Kei Izawa Sensei | Aikikai Tanshinjuku
Interview with Kei Izawa Sensei - Founder & Chief Instructor of Aikikai Tanshinjuku
Sarah Quenon: I heard you had the privilege of training under Tohei Sensei, can you share a bit about what that experience was like?
Kei Izawa Sensei: I started Aikido at Aikikai Hombu Dojo on May 7th, 1969, soon after O Sensei passed away. In the beginning, I was diligently attending the 2nd Doshu Kisshomaru's class, but since the Aikikai Headquarters had such a variety of powerful O Sensei direct disciples in the roster, I gradually started to take other classes by other Shihans as well. I was a beginner, but as I was tall by Japanese standards and eager to learn, I even trained with strong Shihans like Fujita Shihan and Masuda Shihan, when they were assisting Kisshomaru Doshu's classes. Tohei Sensei, was the head of instructor Shihans at Hombu, quite a prominent position. He was a charismatic and very charming person. He had a very popular class attended by many foreigners as well. I was not at the level to take his ukemi but when he would walk around the dojo, he would let me grab his wrist to show me the techniques. What a phenomenal wrist and arm he had. Strong and unmovable was the impression. Unlike many of the other Shihans that would not be very expressive,
Tohei Sensei was always in a positive mood and smiling radiantly while executing techniques.

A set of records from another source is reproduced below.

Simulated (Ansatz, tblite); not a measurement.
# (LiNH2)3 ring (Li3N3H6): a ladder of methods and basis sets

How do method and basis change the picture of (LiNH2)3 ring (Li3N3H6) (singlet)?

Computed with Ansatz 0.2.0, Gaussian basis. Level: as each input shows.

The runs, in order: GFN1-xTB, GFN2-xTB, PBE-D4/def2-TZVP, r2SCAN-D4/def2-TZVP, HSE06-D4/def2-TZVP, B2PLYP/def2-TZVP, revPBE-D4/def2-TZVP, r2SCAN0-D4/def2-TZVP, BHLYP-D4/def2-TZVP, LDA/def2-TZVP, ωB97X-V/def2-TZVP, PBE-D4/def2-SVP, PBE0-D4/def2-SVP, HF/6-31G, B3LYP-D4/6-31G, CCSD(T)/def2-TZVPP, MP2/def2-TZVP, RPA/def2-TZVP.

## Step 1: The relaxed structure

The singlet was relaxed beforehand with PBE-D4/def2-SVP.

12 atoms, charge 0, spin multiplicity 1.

For reasons I didn't understand at the time, he left Hombu Dojo and took with him some of the wonderful instructors to form another group. One of them was Koretoshi Maruyama Sensei (founder of Aikido Yuishinkai). Maruyama Sensei was invited to Colorado by Longmont's Aikido Shugenkai in 2009 and I had the pleasure to meet him again even though he did not remember me from the 1970s. I never met Tohei Sensei after he left Aikikai.
SQ: You studied under other direct disciples of O Sensei, who were some of your teachers and how did they influence you?
KI: As I started Aikido so soon after O Sensei passed away, there were many powerful aikidoka that had studied under O Sensei himself. My favorites were Osawa Kisaburo Shihan who was Dojocho at the time, Sasaki Masando Shihan, and Tohei Shihan. I also took classes of Yamaguchi Shihan, Okumura Shihan, Arikawa Shihan. The impression I had was that Aikido was much rougher and martial than today. People expected that by joining a martial art school, you had to anticipate some harshness in training. In Shihonage I experienced concussions many times since the throws were very powerful straight down. I think the uchideshi and Hombu instructors are advised to be strong in executing the techniques, but not as harsh as it was more than 50 years ago.
The impression I had was that Aikido was much rougher and martial than today. People expected that by joining a martial art school, you had to anticipate some harshness in training.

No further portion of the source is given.